Brent, the benchmark for two thirds of the world’s oil, rose 1.51 per cent to close at at $78.76 a barrel. West Texas Intermediate, the gauge that tracks US crude, surged 2.24 per cent to settle at $73.81 a barrel.

Tension rose in the Middle East this week after twin blasts near the burial site of former Quds Force general Qassem Suleimani killed at least 84 people in Iran while a drone strike killed the deputy head of Hamas's political wing, Saleh Al Arouri, in Beirut.

The developments stoked concern that the war could spread across the region and disrupt oil supplies.

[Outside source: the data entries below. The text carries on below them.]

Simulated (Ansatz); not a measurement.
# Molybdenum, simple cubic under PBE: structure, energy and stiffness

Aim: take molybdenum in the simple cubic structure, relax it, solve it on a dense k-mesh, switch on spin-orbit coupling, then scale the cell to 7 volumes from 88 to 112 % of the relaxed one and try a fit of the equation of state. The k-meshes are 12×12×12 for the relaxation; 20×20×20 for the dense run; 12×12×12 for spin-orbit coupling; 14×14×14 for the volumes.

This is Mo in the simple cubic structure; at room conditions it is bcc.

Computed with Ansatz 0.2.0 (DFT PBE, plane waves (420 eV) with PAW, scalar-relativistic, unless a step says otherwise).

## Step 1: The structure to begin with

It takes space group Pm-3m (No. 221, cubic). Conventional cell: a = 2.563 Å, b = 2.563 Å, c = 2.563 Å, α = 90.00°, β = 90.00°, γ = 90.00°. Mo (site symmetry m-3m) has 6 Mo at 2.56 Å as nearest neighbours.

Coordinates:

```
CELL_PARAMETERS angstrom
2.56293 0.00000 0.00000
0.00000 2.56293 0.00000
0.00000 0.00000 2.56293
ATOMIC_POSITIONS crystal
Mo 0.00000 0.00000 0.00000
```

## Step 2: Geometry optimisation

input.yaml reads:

Hezbollah leader Hassan Nasrallah warned that a decision by Israel to enter a full-scale war with the Iran-backed Lebanese group “would be costly” and “without limits or constraints”.

“If war is launched against Lebanon, then Lebanese interests require that we take the war to the end,” he said in a television address on Thursday.

Houthi attacks on cargo vessels in the Red Sea and the disruption to Libya's production following protests at the Sharara and El-Feel oilfields also raised supply concerns.

“Oil markets, for now, seem to be looking through the elevated geopolitical tensions in the Middle East and Red Sea region,” said Edward Bell, senior director of market economics at Emirates NBD.

“Militant attacks on shipping in the Red Sea are not affecting production but [are] causing a rerouting of vessels to a much longer route around Africa. Attacks elsewhere in Iran and Iraq will also keep the geopolitical temperature high.”

As the Opec+ cuts take effect “we expect to see oil markets closer to balanced in [the first quarter] which amid geopolitical concerns over the security of supply should help put a floor under prices”, he added.

On November 30, the Opec+ alliance announced voluntary production cuts of 2.2 million barrels per day for the first quarter of 2024.

Saudi Arabia, the world's largest oil exporter, will maintain its voluntary output cut of one million bpd until the end of March while Russia is expected to deepen its voluntary oil production cut to 500,000 bpd and extend it until the end of the first quarter of this year.

Meanwhile, oil prices are also being supported by signals from the US Federal Reserve that it is inclined to cut interest rates after making “clear progress” in taming inflation in the world's largest economy.

“We hold our forecast for Brent futures at an average of $85 per barrel for the first quarter,” Mr Bell said.

On Thursday, oil prices settled lower on massive weekly gasoline and distillate stock builds in the US, implying lower demand.

“Oil prices are on course for a positive weekly start to the year, as rising geopolitical tensions feed into supply-side fears,” Han Tan, chief market analyst at Exinity, told The National.

Still, the darkening demand outlook is likely to cap oil’s potential for near-term gains.”

Brent is set to be kept rangebound between $70 and the low $80s per barrel, “until markets can get more clarity over the global supply-demand equation as the year progresses”, he said.